Our ears rely on cues to help us locate sounds. When something—a musical instrument, for example—produces a sound, that sound arrives at our closest ear first. By the time the sound reaches our other ear, it’s a little bit delayed, and a little bit softer.
Our brain processes these subtle differences in time and intensity (and to a lesser extent, the sound’s frequency makeup) to pinpoint the location of a sound. It’s one of the ways humans and animals detect threats. This same localization process lets us experience the three-dimensional sound of a live concert: the placement of the performers, the size of the hall, and our position in that space.
When that performance is recorded and replicated on two stereo speakers, the left speaker reproduces left-channel information while the right channel produces right-channel information. The channels are reproduced separately, but the instant the sound enters the room, the channels are no longer separated. We hear the sound coming from the left speaker in our left ear, and the sound coming from the right speaker in our right ear—but we also hear some of the sound from the left speaker crossing over into our right ear, and vice versa.

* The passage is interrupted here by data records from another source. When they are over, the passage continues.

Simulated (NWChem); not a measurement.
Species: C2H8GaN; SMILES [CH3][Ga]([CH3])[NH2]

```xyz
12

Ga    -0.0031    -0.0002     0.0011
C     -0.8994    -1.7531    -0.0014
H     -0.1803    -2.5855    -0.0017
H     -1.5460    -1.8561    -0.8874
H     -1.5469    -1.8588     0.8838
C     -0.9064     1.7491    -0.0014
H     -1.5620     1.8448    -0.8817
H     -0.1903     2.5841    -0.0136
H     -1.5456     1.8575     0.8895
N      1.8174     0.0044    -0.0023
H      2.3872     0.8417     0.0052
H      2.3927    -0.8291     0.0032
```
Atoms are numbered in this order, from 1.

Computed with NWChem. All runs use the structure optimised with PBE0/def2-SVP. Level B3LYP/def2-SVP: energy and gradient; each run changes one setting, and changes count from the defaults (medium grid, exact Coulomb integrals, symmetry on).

This natural distortion, called interaural crosstalk, makes it difficult to tell where sounds are coming from, like we can in the real world.
When we listen to traditional speakers, we’re getting sound cues about where the speakers are located, instead of the location of the sounds in the mix as they were meant to be presented. This tells our brain that the soundstage is constrained between the speakers. A lot of the spaciousness and sonic realism of the original recording is lost.
At Polk, we weren’t the first people to recognize this phenomenon, but we were the first to solve the problem acoustically with our Stereo Dimensional Array, or SDA, which we developed back in the 1980s.
Polk speakers and sound bars with SDA technology have a second set of drivers, called a dimensional array, alongside their traditional drivers. These SDA drivers produce a signal that’s out of phase with the interaural crosstalk signal coming from the opposite channel. (Phase cancellation occurs when two sound waves of the same frequency are 100 percent [or 180 degrees] out of sync, nulling each other out.)
When these signals arrive at your ear at the same time, they cancel each other out, leaving only the good, or true, stereo signal. Since the crosstalk is gone, our brain stops localizing sound to the speakers and the soundstage opens up. Sonic images are reproduced with pinpoint accuracy as if the performance was happening live, right in front of you. Recordings come to life with extraordinary depth, and spaciousness, whether you’re enjoying your favorite movie or playlist. And, it’s all done without altering the recorded material in any way.
Check out SDA in action:
SDA technology does not require any special additional components. It works with any content, and complements immersive sound technologies like Dolby Atmos and DTS:X.
With SDA, you’ll experience startlingly lifelike, expansive sound that draws you right inside the action, whether you’re listening on component speakers or a sound bar. In short, it’s stereo the way stereo was meant to be heard.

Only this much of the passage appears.